My nose is itchy. And I’m chewing two pieces of gum. Keep that in mind.
I am tempted to write some more about Terry Tempest Williams’s When Women Were Birds. I wrote about it already, yes, but a proper response would be a book. Or a lifetime.
Instead, I read Stuart Dybek’s Ecstatic Cahoots, a collection of fifty short stories. After reading Terry Tempest Williams, and after reading Flannery O’Connor, I found Dybek’s stories to be missing any vitality. Voice, yes, but what did it mean? What did any of it mean?
A long time ago I met Carin Besser, who, at the time, was a fiction editor at the New Yorker. She was paid by the university to read stories that had been written by the grad students and then tell us what she thought about them.
She told me to read Stuart Dybek. I took the advice seriously because she had cowritten a song named Ada that I liked. But not seriously enough to read anything by him. This year, however, FS&G released two books by him concurrently, and I finally took the advice to read Stuart Dybek.
I see why she said that. I had given her my story Rainbow Fish, which starts normally, gets strange, and then stays strange. “You gain your reader’s trust and then pull the rug out from under them,” she told me.
This is what Stuart Dybek does again and again and again. Some of the stories in this collection are weird. Some are very weird. One I read twice but I still didn’t get it.
"He wanted to imagine what the doll would feel in the time to come when she would give birth to the potato," was its last line.
I feel like I could do stories like this all of my life. But surely writing should mean something too?
But this isn’t the book’s major failing. Ecstatic Cahoots feels old, dated, even though it has been newly published. It’s a collection that could have been published in 1962. Women are prostitutes or undressed. They “give happy endings.” Men speak to each other “conspiratorially,” a description Dybek uses at least three times. There’s no internet, or 9/11, or Iraq war, or President Obama either, but its datedness comes most from its worldview.
"I wouldn’t mind selling my body if somebody’d offer to buy," Britt, a single-mom says at the beginning of the story Transaction. She continues: "It’s not an especially original female fantasy. But besides the fantasy turn-on, there’s something attractively up-front about it. A simple transaction seems honest compared to the bullshit I’ve seen that passes for a quote ‘relationship’ between men and women."
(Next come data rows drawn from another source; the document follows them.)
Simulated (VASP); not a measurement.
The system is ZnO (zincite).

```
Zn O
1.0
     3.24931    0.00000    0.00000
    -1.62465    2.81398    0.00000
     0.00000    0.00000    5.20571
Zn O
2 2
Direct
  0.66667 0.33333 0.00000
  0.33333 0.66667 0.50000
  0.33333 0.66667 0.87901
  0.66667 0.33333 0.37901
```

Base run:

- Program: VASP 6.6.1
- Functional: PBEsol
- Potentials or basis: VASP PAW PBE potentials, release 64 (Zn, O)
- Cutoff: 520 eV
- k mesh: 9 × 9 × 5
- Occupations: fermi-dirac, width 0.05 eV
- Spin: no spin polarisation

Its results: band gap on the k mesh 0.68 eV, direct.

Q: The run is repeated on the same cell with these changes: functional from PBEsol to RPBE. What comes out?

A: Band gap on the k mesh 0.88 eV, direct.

In When Women Were Birds, Terry Tempest Williams writes about Nushu script from China. “To look at the script of Nushu is to see bird tracks, crows walking deliberately down a narrow path of snow. This is the secret script of women, used for hundreds of years in the rural villages of Jiangyong.” Nushu “was a way women could speak to themselves outside of the language of men.”
Stuart Dybek firmly places the women in his stories inside the language of men.